Jim Buhler comments on Rethinking the Value of Working on AI Safety

Jim Buhler 10 Jan 2025 9:26 UTC
7 points
1 ∶ 0
Do you think that AI safety is i) at least a bit good in expectation (but like with a determinate credence barely higher than 50% because high risk/uncertainty) or ii) you don’t have determinate credences and feel clueless/agnostic about this? I feel like your post implicitly keeps jumping back and forth between these two positions, and only (i) could support your conclusions. If we assume (ii), everything falls apart. There’s no reason to support a cause X (or the exact opposite of X) to any degree if one is totally clueless about whether it is good.

Thanks for writing this :)
- Johan de Kock 10 Jan 2025 15:19 UTC
  3 points
  0 ∶ 0
  Parent
  One of the reasons I wrote this post was to reflect on excellent comments like yours. Thank you for posting and spotting this inconsistency!
  You rightly point out that I jump between i) and ii). The short answer is that, at least for AI safety, I feel clueless or agnostic about whether this cause is positive in expectation. @Mo Putera summarised this nicely in their comment. I am happy to expand on the reasons as to why I think that.
  What is your perspective here? If you do have a determinate credence above 50% for AI safety work, how do you arrive at this conclusion? I know you have been also doing some in-depth thinking on the topic of cluelessness.
  Next, I want to push back on your claim that if ii) is correct, everything collapses. I agree that this would lead to the conclusion that we are probably entirely clueless about longtermist causes, probably the vast majority of causes in the world. However, it would make me lean toward near-term areas with much shorter causal chains, where there is a smaller margin of error—for example, caring for your family or local animals, which carry a low risk of backfiring.
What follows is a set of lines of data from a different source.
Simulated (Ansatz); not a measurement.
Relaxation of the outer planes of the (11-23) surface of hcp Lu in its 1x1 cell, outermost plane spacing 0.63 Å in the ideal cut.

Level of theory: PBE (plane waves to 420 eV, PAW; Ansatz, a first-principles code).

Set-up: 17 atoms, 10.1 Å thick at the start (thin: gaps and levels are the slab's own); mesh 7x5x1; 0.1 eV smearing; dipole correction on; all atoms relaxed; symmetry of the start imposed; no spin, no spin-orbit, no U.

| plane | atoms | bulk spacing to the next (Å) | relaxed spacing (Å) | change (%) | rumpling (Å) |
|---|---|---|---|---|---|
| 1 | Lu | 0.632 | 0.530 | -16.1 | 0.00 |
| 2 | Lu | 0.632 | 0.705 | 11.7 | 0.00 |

  Although, to be fair, this is unclear as well if one is also clueless about different moral frameworks. For example, helping a young child who fell off their skateboard might seem altruistic but could inadvertently increase their ambition, leading them to become the next Hitler or a power-seeking tech CEO. And to take this to the next level: not taking an action also has downsides (e.g not addressing the ongoing suffering in the world). Yaay!
  If conclusion ii) is correct for all causes, altruism would indeed seem not possible from a consequentialist perspective. I don’t have a counterargument at the moment.
  I would love to hear your thoughts on this!
  Thank you for engaging :)
  - Jim Buhler 10 Jan 2025 21:17 UTC
    3 points
    0 ∶ 0
    Parent
    If you do have a determinate credence above 50% for AI safety work, how do you arrive at this conclusion?
    It happens that I do not. But I would if I believed there was evidence robust to unknown unknowns in favor of assuming “AI Safety work” is good, factoring in all the possible consequences from now until the end of time. This would require robust reasons to believe that current AI safety work actually increases rather than decreases safety overall AND that increased safety is actually good all things considered (e.g., that human disempowerment is actually bad overall). (See Guillaume’s comment on the distinction). I won’t elaborate on what would count as “evidence robust to unknown unknowns” in such a context but this is a topic for a future post/paper, hopefully.
    Next, I want to push back on your claim that if ii) is correct, everything collapses. I agree that this would lead to the conclusion that we are probably entirely clueless about longtermist causes, probably the vast majority of causes in the world. However, it would make me lean toward near-term areas with much shorter causal chains, where there is a smaller margin of error—for example, caring for your family or local animals, which carry a low risk of backfiring.
    Sorry, I didn’t mean to argue against that. I just meant that work you are clueless about (e.g. maybe AI safety work in your case?) shouldn’t be given any weight in your diversified portfolio. I didn’t mean to make any claim about what I personnally think we should or shouldn’t be clueless about. The “everything falls apart” was unclear and probably unwarranted.